Burst Buffer
The Niagara burst buffer is fast, high performance shared file system, made of solid-state drives (SSD). While the overall bandwidth of the burst buffer is somewhat higher than that of the scratch file system, the true strength of the burst buffer lies in dealing with high I/O operations per seconds (IOPS). The ideal use-cases are therefore jobs which involve a lot of IOPS, too many for the /scratch file system, such as certain bio-informatics workflows and quantum chemistry calculations, and codes that have large restart checkpoint files to be saved between jobs.
The setup of the Burst Buffer of the Niagara cluster is evolving as we come to better understand how best to use this resource. The current setup is described below.
Short-term burst buffer space ($BBUFFER)
To get access to space on the burst buffer a user must first request space on it. If you desire access, send an email, detailing your motivation for desiring access to the burst buffer, to support@scinet.utoronto.ca. A quota of 10 TBs will be set for each burst buffer user.
Users with short-term burst buffer access will have a directory created on that resource. The location is accessible using the $BBUFFER environment variable. Like $SCRATCH, The $BBUFFER directory is accessible from all Niagara login, compute and datamover nodes.
Unlike ramdisk or job-specific burst buffer space (explained below), the files will remain on your burst buffer space between jobs. This makes burst buffer ideal for codes that have large restart checkpoint files to be saved between jobs.
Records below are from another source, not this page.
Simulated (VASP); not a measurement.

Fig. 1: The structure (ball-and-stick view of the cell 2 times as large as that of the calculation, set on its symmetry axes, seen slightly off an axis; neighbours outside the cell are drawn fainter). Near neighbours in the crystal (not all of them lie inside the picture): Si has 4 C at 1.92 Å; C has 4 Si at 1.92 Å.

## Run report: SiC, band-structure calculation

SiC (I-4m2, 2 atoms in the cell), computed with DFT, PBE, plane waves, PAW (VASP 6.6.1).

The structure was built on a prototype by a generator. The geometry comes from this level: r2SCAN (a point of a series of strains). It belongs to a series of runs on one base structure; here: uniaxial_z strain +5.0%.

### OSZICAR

Users should endeavour to clean up after each job, by staging out final files to $SCRATCH and removing temporary files. A very-short purging policy for the burst buffer (around 48 hours) will be implemented in the future.
Users should test a burst buffer workflow using a short test job before using the burst buffer in production.
Note that Niagara compute nodes have no local disks, so $SLURM_TMPDIR lives in memory (ramdisk), in contrast to the general purpose Alliance (formerly Compute Canada) systems Cedar, Graham, Beluga and Narval, where this variable points to a directory on a node-local ssd disk.